The Evolution of Compute Selection in Google Kubernetes Engine (GKE): From Manual to Intelligent Automation | by Olivepower | Google Cloud - Community

Google Kubernetes Engine (GKE) has always provided powerful ways to run containerized workloads, but the options available to define and manage the underlying compute resources have undergone a steady evolution over time. Moving from manual node pool management to sophisticated, policy-driven automation with Node Auto-Provisioning and Custom ComputeClasses. Google also recently announced the best of Autopilot in Standard — which allows you to implement features of autopilot for workloads in standard clusters.

I need a minute here — to take a step back and recap on all the current options for node selection in GKE — Standard and Autopilot. This post attempts to do just this — walking through this evolution, showcasing each configuration option and their key features.

Stage 1: Manual Configuration using Node Pools and Selectors

In the early days of GKE, users had direct control over their cluster infrastructure, primarily by manually creating and managing node pools. Each node pool would be configured with a specific machine type, sizing, and features like spot VMs or attached GPUs.

Pods are targeted to the correct nodes using node selector or node affinity rules within your pod specifications.

An example of this is as follows — first create the node pool — shown here using a gcloud command (snippet):

# Manually create a node pool 
gcloud container node-pools create my-n2-pool - machine-type=n2-standard-8 …

and then specify the nodepool, or the machine type in the Pod spec.nodeselector field:

# Pod Spec targeting a manually labeled Node Pool
apiVersion: v1
kind: Pod
metadata:
name: my-app-pod
spec:
nodeSelector:
cloud.google.com/gke-nodepool: my-n2-pool
# machine-type: n2-standard-8 - other selector option

This model offers a lot of control over the provisioned compute, but will require operational overhead to manage, scale, and optimize costs across potentially many node pools.

Stage 2: Automation with Node Auto-Provisioning (NAP)

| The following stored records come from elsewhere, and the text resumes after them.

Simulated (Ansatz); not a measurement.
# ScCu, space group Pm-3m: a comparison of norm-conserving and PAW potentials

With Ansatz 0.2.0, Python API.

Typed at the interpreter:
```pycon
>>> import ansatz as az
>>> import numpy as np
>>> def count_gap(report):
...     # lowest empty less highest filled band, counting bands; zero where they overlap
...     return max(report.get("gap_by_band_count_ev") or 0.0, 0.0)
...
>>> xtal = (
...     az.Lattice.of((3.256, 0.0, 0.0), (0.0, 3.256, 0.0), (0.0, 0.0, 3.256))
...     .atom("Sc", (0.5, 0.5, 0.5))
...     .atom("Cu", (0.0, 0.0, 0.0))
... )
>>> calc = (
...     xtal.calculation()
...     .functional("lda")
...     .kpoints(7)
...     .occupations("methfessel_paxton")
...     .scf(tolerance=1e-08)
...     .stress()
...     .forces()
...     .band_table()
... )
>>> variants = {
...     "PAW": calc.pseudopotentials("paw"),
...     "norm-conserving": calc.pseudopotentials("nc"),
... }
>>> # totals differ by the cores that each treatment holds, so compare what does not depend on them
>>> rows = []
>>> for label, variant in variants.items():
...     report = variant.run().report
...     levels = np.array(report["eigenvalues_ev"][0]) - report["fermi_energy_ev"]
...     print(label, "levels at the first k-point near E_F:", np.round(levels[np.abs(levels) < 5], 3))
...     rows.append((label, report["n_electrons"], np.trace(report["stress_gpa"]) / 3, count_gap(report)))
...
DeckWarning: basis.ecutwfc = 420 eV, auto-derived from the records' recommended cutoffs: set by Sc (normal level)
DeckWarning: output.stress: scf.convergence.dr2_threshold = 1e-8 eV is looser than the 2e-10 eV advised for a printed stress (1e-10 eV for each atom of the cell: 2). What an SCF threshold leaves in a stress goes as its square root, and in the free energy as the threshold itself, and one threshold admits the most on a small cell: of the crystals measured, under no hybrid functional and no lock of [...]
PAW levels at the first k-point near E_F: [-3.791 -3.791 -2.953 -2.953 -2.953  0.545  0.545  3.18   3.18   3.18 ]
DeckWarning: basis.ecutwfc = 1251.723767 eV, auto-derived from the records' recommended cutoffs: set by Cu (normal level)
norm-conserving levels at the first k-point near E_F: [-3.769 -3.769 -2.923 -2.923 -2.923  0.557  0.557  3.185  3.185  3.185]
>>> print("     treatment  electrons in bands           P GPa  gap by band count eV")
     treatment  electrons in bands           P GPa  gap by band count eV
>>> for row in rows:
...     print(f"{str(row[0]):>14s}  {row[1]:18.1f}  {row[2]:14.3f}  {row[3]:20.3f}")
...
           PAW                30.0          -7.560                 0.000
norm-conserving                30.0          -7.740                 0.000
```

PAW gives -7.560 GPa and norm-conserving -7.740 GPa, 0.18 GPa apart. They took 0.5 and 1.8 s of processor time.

To reduce the overhead of manual node pool management, GKE introduced Node Auto-Provisioning (NAP).

When a pod cannot be scheduled on any existing nodes, NAP automatically creates a new node pool with a suitable machine type according to the workload requirements, and delete it when it’s no longer needed. This removes the requirement to pre-create every possible node configuration.

NAP supports a wide range of node specifications such as spot VMs, GPUs, TPUs, and specific machine families (via node selectors like cloud.google.com/machine-family).

Consider the sample pod specification below. In it, the pod requirements are 1 nvidia-tesla-t4 GPU. If there are no nodes with that accelerator type, NAP will provision one.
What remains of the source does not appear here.